Every once in a while, a sports match is more than a test of physical agility and mental alertness. A few contests have been freighted with larger meanings and symbolism and have captured audiences’ attention in ways that go much deeper than rooting for a favorite team or player. It’s events like these that become part of the history of who we are as human beings.
The heat of the moment
That was certainly the case in 1938, when the German heavyweight boxer Max Schmeling, an icon in Nazi Germany extolled by those who believed in the long-discredited fantasy of a “master race,” was set to face off against African American Joe Louis, “the Brown Bomber.”
The 24-year-old Louis carried into the ring not only his personal ambition to remain the heavyweight champion of the world. On his shoulders also rested the hopes of millions of Americans—even those who supported the country’s then nearly universal system of racial segregation. The Americans wanted to deal a symbolic patriotic blow to the Nazi menace as they saw Europe hurtling toward war.
In that summer of 1938, German Fuhrer Adolph Hitler had only recently annexed Austria to the German Reich. In a few months, Czechoslovakia would also fall to the Nazis. A year later, Europe would be in flames.
The big rematch
When the bell rang to announce the start of the match on June 22, 1938 in Yankee Stadium in New York, an estimated 70,000 people were in the audience. Countless millions of others leaned close to their radios to listen to every move of what would be only a two minute, four-second fight. Historians believe the event drew the biggest audience ever for any radio broadcast in history.
The two men had met before. In 1936, Schmeling had famously beaten Louis, who had until that point never even been knocked out, let alone defeated. When Schmeling went home to Germany after that victory, the Nazi leadership turned him into a hero.

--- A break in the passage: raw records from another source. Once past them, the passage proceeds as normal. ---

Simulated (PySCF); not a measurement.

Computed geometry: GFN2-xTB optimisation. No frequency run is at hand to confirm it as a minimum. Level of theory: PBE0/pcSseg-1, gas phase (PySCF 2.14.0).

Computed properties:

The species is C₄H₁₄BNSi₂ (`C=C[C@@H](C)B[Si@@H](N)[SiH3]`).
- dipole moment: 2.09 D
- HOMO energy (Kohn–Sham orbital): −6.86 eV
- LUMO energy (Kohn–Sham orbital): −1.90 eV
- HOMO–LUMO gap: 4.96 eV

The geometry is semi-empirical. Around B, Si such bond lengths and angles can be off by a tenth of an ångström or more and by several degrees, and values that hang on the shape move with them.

But Schmeling was no Nazi. Propaganda minister Joseph Goebbels put words into his mouth, making it out that the boxer held himself out as an example of the superiority of the “Aryan race” after conquering his Black American opponent.
The plan
Schmeling, nine years Louis’ senior, simply wanted a second victory over the American to put him back on track to regaining the heavyweight championship he had lost to Jack Sharkey in 1932. The German fighter had devoted himself to intense study of film footage of Louis’ matches and believed he’d found his opponent’s vulnerability: He noted that Louis would typically drop his guard for an infinitesimal pause between lefts. Schmeling figured that, assuming he could withstand Louis’ fists at close range, he’d be able to get into that vulnerable space with his signature quick right.
Louis, for his part, had recently been feeling ebulliently confident. Leading up to the match, he sometimes lost focus, missed trainings, and wasted time golfing and hanging around with many adoring female fans, despite his trainer’s best efforts to scare them away.
There were plenty of people—including the world’s most virulent racists—who were fully anticipating a Schmeling victory.
Determination
Louis’ wife remembered long afterward that her husband was devastated by his 1936 loss to Schmeling. He felt that he had let down not only his country, but in particular the African American fans who wanted him to be their hero and a living refutation of the lie of racism. In 1938, he wanted to secure beyond doubt the heavyweight championship he had earned by beating Jim Braddock in 1937, as well as avenging his honor when it came to Schmeling.
Knock out
In the audio and video recordings of the contest, we can hear NBC announcer Clem McCarthy’s words follow Louis around the ring as he pummels and quickly corners his opponent: “Louis with the ol’ one-two.” Louis rallied his professionalism and concentration to the task and dropped the German boxer three times. And then, we hear the technical knockout as the German giant falls and stays down: “Max Schmeling is beaten in one round.”
Becoming history
Schmeling, who suffered serious injuries from the encounter, returned quietly to Germany and faded from public view. He died in 2005, aged 80.
Joe Louis cemented his status as an American icon. He himself considered the win over Schmeling to be the point at which he genuinely assumed the title of world heavyweight champion. He went on to defend his championship seven times over the six months from December 1940 to June 1941.
The following year, he enlisted in the Army, serving in the same segregated unit as soon-to-be baseball legend Jackie Robinson. Louis participated in close to 100 exhibition bouts to entertain his fellow soldiers and contributed more than $100,000 to military relief efforts.
He retired undefeated in 1949, but soon found money troubles forcing him back into the ring, until he lost his last big fight to Rocky Marciano in 1951. Later in life, he found work as a professional wrestler and a casino greeter in Las Vegas. He died there of cardiac arrest in 1981. He was not quite 67 years old. Max Schmeling was one of his pallbearers.